At BSides Atlanta today I gave a talk on how to handle an incident in AWS. The talk and this post is intended to help those already familiar with the principles of Incident Response to understand what to do when the incident involves the AWS Control Plane. You can find the Slides here.
Because everything needs credentials. Creds are flying around everyone’s cloud applications. Long-term creds, short-term creds, it’s all a bunch of strings. And the strings are easy to find if you know where to look. The EC2 Instance Metadata Service hands them out on 169.254.169.254. You can find them in the environment variables of a Lambda Function. Fargate containers have an environment variable that tells you what internal URL to curl.
All these credentials could give access to view or modify your infrastructure. To properly respond to an incident, you need to know what the attacker changed. Luckily the API-driven nature of AWS helps you there.
The most important AWS service to have for incident response is AWS CloudTrail. CloudTrail records every authenticated API call to your AWS account. Every CloudTrail event includes the principal who performed the API call, the source IP address where the API call came from, when the API call was made, which Action was performed against which Service, and what resources were impacted by the call.

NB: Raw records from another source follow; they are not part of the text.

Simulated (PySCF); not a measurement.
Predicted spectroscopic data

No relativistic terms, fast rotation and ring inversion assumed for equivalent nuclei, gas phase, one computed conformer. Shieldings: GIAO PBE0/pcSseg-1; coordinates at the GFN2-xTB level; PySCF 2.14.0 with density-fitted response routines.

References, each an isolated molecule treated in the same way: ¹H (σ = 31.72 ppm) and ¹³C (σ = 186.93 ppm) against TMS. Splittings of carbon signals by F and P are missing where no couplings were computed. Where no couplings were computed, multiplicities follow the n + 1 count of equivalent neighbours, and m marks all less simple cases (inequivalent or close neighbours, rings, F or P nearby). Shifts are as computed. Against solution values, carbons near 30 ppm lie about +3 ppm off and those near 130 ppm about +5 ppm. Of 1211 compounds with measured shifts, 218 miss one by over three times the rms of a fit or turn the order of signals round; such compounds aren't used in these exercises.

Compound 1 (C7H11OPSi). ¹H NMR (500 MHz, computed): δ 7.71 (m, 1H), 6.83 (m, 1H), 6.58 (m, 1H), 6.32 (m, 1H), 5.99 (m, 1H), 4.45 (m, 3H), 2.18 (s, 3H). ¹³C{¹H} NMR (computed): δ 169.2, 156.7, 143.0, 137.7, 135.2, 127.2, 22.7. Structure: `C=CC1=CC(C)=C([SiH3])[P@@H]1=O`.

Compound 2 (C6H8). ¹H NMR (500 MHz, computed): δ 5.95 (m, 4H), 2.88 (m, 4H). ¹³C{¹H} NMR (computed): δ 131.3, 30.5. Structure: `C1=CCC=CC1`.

CloudTrail and IAM are linked, and understanding one helps with the other. Nearly Every API call to AWS is authenticated, and all API calls must be authorized. This is done via IAM. While IAM policy creation can be very complex, the core of a policy statement is the specific actions that can be performed. These are broken down by service and API action these then appear in CloudTrail as the eventSource and eventName.
| IAM Action | eventSource | eventName |
|---|---|---|
| ec2:DescribeInstances | ec2.amazonaws.com | DescribeInstances |
| iam:CreateUser | iam.amazonaws.com | CreateUser |
| s3:DeleteBucket | s3.amazonaws.com | DeleteBucket |
| cloudtrail:StopLogging | cloudtrail.amazonaws.com | StopLogging |
Not all authenticated events are logged in CloudTrail. Only the management events. If you want to track access to specific Data sources, like S3, DynamoDB, or Lamba Functions, you need to enable Data Events for CLoudTrail. Unfortunately, this is not free. DataEvents cost 10c per 100,000 events. This can add up, but the alternative is having to explain to legal counsel you have no idea if the data was exfiltrated.
The next Service you want to be enabled is GuardDuty. Amazon GuardDuty is AWS’s managed threat detection service It leverages three primary data feeds:
(Diagram courtesy of AWS - taken from my 2021 ChalkTalk on Adversarial Emulatrm ion)
I’m a strong proponent of having a dedicated Security Account, and creating a dedicated account for security tooling is one of AWS’s governance best practices. You should use this account for org-wide security tooling like GuardDuty and Macie. This account should also be trusted for a security-audit role deployed into all the AWS accounts at your organization. Ensure your SOC and IR teams can log into the Security Account (ReadOnly access) and the ability to AssumeRole to the security-audit role in all the other accounts.
If your organization is so inclined, it’s also good to have a dedicated Responder role that has all the visibility of the Security-Audit role, plus the ability to execute some or all of the containment actions documented in this post. Work with your central cloud engineering team to define what steps security can take to perform containment and what needs to be escalated to the cloud team or application owners.
Finally, don’t use this account for security workloads (like your SEIM or EDR). The more network things you put in there, the greater the chance the security account itself can be compromised.
All this data needs to be searchable. What also needs to be searchable is your on-prem and other telemetry. How do you correlate your CloudTrail sourceIPAddress with your VPN Logs or SSO provider?
Even if you don’t have a SEIM or SOAR platform - use something like Slack to bubble up alerts to your responders.
Inventory is critical to know what you have and to decorate the business context around your events. If you see anomalous behavior in an account, is that a prod account that no one should be accessing, or is it a sandbox where things get tested? Does the impacted resource have PII, PCI, or financials? Who do you need to contact about the event?
All of this is the critical business context that AWS cannot provide.
I’ll discuss this in future blog posts, but Steampipe is a valuable tool to pull account inventory information. I’ve built some scripts to pull Steampipe data into Splunk Lookup Tables.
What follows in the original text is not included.